This turns a nine-variable matrix search into a much smaller geometric counting problem on one affine plane.

Worked Example: \(n=1\) and \(\mathbf{p}=(1,0,0)^{T}\)

For rank \(1\), the equation \(\mathbf{w}\cdot\mathbf{p}=1\) becomes \(w_1=1\). The box constraints give \(|w_2|\le 1\) and \(|w_3|\le 1\), so this one primitive direction contributes

$3\cdot 3=9$

rank-\(1\) matrices.

For rank \(2\), we have \(M=I-\mathbf{p}\mathbf{w}^{T}\). The same equation still forces \(w_1=1\), the off-diagonal bounds again give \(|w_2|,|w_3|\le 1\), and the diagonal entry becomes \(1-w_1=0\), which is allowed. So the same direction contributes another \(9\) rank-\(2\) matrices.

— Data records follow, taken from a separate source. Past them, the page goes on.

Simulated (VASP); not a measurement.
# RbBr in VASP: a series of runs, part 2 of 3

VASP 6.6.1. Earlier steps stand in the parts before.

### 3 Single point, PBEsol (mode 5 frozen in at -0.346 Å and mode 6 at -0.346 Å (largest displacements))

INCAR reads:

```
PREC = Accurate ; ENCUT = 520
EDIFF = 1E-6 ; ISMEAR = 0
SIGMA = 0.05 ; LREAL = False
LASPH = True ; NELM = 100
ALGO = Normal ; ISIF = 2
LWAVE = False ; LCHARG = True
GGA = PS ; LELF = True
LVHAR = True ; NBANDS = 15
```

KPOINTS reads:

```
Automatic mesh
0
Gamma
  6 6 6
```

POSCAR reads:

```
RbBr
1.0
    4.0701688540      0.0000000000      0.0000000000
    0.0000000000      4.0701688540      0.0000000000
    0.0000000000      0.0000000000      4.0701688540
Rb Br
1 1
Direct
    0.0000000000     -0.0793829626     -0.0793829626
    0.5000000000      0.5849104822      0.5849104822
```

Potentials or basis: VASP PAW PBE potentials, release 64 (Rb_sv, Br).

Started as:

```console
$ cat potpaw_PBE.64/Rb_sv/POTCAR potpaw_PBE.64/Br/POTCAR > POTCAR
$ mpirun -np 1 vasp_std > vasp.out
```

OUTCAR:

Summing over all canonical primitive directions and then adding \(0\) and \(I\) gives \(C(1)=164\), which matches the small test value used by the implementation.

How the Code Works

The C++, Python, and Java implementations all use this rank decomposition. They begin with the trivial idempotents, enumerate all nonzero primitive direction vectors in \([-n,n]^3\) with a canonical sign choice, and for each direction count two families: rank \(1\) matrices in a symmetric cube and rank \(2\) matrices in the intersection of three coordinate intervals.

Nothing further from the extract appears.